Enovate has already owed its employees two months of salary arrears and its factory in Changsha, Hunan province, has shut down production this year, according to local media.
(Image from Enovate's Weibo)
Enovate Motors, the Chinese new energy vehicle (NEV) startup that announced late last year that it would build a production base in Saudi Arabia, is actually facing financial woes in its home market. However, the good news is that it is about to receive life-saving money.
Enovate is set to close a new round of funding in the near future, amounting to RMB 750 million yuan ($108 million), a report in local media Auto Time today said, citing multiple sources.
The money will arrive no later than March 24, one of the people familiar with the matter said. Another source with access to the financing said that it is indeed happening and that specific plans are being negotiated.
Enovate was formerly known as Zhejiang Dianka Automobile, which was founded in 2015 and produces mini electric vehicles (EVs). The Enovate brand was officially launched in November 2018.
In September 2020, the company's first model, the all-electric SUV Enovate ME7, was launched.
Enovate made its second model, the SUV Enovate ME5 with extended-range technology, available in China on July 13, 2021.

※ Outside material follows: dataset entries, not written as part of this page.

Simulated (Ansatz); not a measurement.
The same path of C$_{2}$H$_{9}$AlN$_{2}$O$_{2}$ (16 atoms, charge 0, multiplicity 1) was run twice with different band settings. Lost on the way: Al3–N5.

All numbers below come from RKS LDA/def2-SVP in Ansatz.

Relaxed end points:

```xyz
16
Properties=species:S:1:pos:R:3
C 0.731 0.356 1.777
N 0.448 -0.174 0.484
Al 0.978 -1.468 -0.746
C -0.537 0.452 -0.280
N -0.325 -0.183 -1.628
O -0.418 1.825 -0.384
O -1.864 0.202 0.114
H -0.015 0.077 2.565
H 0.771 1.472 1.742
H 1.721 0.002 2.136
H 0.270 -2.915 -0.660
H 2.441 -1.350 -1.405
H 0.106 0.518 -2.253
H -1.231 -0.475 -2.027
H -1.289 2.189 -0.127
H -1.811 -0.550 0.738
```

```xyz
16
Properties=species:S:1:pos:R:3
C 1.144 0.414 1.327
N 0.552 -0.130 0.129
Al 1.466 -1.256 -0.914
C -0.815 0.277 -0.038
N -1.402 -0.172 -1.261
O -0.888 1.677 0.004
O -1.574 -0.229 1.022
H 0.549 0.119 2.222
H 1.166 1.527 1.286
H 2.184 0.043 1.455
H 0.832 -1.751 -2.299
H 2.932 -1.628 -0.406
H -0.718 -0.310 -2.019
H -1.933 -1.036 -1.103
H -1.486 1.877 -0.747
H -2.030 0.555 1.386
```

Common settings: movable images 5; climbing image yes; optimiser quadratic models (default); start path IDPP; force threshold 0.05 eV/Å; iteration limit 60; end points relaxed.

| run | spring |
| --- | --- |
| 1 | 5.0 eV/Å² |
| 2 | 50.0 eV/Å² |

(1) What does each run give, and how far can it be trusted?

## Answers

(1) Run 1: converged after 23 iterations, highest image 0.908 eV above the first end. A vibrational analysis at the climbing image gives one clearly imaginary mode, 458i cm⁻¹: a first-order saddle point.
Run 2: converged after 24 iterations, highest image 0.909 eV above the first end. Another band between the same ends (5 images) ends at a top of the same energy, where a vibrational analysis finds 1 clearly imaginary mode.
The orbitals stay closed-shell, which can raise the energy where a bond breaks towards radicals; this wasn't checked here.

Enovate has closed eight financing rounds totaling more than RMB 11.5 billion, with the company's most recent financing round on October 13, 2020 for more than RMB 5 billion, Auto Time's report noted.
So far this year, Enovate has owed its employees two months of salary arrears, and its factory in Changsha, Hunan province, has shut down production this year, according to the report.
In addition to the Changsha manufacturing base, Enovate is also building factories in Shaoxing, Zhejiang and Nanning, Guangxi, with a planned total capacity of 220,000 units for the three production bases.
The money Enovate is about to receive will first be used for employee payroll and to push the plants back into production, the report said, citing an internal employee.
The company's performance in China has been weak over the past two years, with sales of just 1,778 units in 2021 and 5,321 units in 2022.
Enovate has begun targeting overseas markets as competition in its home market grows fiercer.
Enovate signed a contract with Sumou Holding in Saudi Arabia on December 7 to jointly build a NEV production plant here, as CnEVPost previously reported.
The two companies will form a joint venture that will make two phases of spending totaling about $500 million in Saudi Arabia to build a production and R&D base with an annual capacity of about 100,000 NEVs.
The facility, when completed, will be the first Chinese-branded NEV production base in Saudi Arabia, Enovate said at the time.
Enovate is another carmaker besides WM Motor that has run into financial difficulties.
WM Motor has been in serious financial trouble, leading to disruptions in its operations over the past few months. On March 7, the company announced that it was addressing its challenges and was working hard to resume production.
WM Motor also has plans to enter Saudi Arabia, with an insider saying the company is planning a joint venture to set up a plant in the Middle East, according to an Auto Time report today.
The EV maker is currently in talks with the Saudi government and local wealth funds, and the exact timing of the plan is unknown, according to the report.